Like many here, I've spent a lot of time thinking about that first debate.  Wishing President Obama had been more succinct and forceful to counter Romney's fluent lies.  Aghast at the sheer number of lies, and disgusted by the talking heads' preference for style over substance. Wondering how anyone can win a debate while declaring that 2 + 2 = 5 -- no matter how confidently he repeats the claim.  And wondering how President Obama can effectively counter all that lying.  

Now, I think the President and his advisors knew that Romney would lie.  And I think they were right to avoid a point-by-point rebuttal during the debate.  That’s a loser’s game.  It would make the President look weak and defensive.  He would have to fully rebut the complete untruths while offering complicated explanations for the partial fabrications.  One tiny slip-up, and instantly we’d hear Both sides do it!  He just made up that number out of thin air!  He’ll say anything to win!

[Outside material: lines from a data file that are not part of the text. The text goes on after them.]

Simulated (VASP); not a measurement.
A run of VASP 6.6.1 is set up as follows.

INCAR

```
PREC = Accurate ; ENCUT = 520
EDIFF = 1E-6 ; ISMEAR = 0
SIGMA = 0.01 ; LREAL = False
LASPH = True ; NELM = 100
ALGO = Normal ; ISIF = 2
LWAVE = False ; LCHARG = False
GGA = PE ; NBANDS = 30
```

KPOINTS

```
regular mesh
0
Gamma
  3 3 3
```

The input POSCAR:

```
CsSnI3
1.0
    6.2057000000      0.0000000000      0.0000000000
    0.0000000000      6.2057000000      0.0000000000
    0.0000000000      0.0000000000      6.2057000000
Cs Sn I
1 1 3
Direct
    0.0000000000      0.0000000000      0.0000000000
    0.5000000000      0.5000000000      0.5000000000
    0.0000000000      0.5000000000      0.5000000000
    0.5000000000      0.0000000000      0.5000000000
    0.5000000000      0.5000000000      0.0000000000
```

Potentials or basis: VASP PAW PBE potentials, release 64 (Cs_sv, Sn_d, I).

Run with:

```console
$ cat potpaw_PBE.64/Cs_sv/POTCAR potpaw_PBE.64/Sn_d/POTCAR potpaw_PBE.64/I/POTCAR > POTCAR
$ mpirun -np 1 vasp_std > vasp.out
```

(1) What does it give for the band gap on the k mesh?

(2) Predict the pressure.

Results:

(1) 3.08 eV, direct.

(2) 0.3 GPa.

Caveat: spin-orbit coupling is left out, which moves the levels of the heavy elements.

So instead, their game plan was to counter the lies after the speech.  It was obvious, wasn’t it, that they had the he’s a lying sack of protoplasm ads ready to roll.  And in the long view, that approach may be highly effective.  I think it has colored the post-debate commentary, but I’m so far removed from the world of low-information voters that I can’t begin to make claims about how they see it.

It would be much better if there were a way for President Obama to counter the lies during the debate.  

But can he?

If you care to read my answer, kindly follow me below Snidely Whiplash’s orange moustache collage.

How can President Obama counter the lies?

Not by rebutting each lie.

Instead, he should simply point out briefly that Romney has been on both sides of the issue, or has said multiple conflicting things.  Call out Romney’s dishonesty, encourage people to review the public record -- You don’t have to take my word for it! -- and move on to his own substantive answer.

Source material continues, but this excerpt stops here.